If Dow doesn't want to give an honest answer, then perhaps start asking Common F. Sense.
Catch a company red handed and THAT is the best you can do? Ask the fucking criminal if they've committed a crime instead of using the evidence? Seriously?
Make then donate (from Executive bonus coffers) ten times what they (allegedly) committed to with "recycling" programs and the benefits they claim in business deductions and tax write offs. Until Greed starts paying for the corruption, it will grow bigger and bigger. I'm not sure how people don't see that when you reward this behavior by ignoring it. Writing articles about it isn't the "eye-opener". Doing something about it, is. Recycling is turning into a bigger scam than climate change ever could.
So the shoes in good shape were made available for sale to people who need them. What's the problem?
Re-use is much more environmental than recycling.
Donate incineration plants to Indonesia (Score:2)
Low developed countries getting access to more decent incineration plants would do more for their plastic problems than all the recycling plans put together.

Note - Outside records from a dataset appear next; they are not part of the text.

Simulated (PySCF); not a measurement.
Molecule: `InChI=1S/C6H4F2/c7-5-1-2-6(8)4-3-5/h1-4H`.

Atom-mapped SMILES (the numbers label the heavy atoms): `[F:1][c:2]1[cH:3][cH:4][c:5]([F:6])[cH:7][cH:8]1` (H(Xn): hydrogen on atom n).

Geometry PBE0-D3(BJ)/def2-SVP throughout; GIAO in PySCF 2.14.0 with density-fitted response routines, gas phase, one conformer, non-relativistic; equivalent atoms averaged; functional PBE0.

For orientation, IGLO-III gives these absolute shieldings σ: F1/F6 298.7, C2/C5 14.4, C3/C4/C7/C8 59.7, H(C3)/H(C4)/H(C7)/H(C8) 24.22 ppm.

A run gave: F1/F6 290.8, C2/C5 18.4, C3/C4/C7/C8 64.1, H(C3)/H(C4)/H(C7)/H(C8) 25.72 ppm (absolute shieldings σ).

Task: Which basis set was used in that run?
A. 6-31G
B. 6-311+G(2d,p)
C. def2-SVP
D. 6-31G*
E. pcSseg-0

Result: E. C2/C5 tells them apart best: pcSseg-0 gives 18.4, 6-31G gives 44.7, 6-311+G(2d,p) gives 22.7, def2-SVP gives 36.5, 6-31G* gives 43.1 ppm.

It doesn't have to be worth much for it to be worth their time to sort it for electricity generation, why burn it in an open pit if you can get some money for it?
So what? Why not resell them if they are usable? (Score:2)
I'm not seeing what the problem is here. Maybe all the sneakers they put trackers in were in good enough condition to resell. What's wrong with that? Isn't it better to utilize the rest of their useful life than to grind them down?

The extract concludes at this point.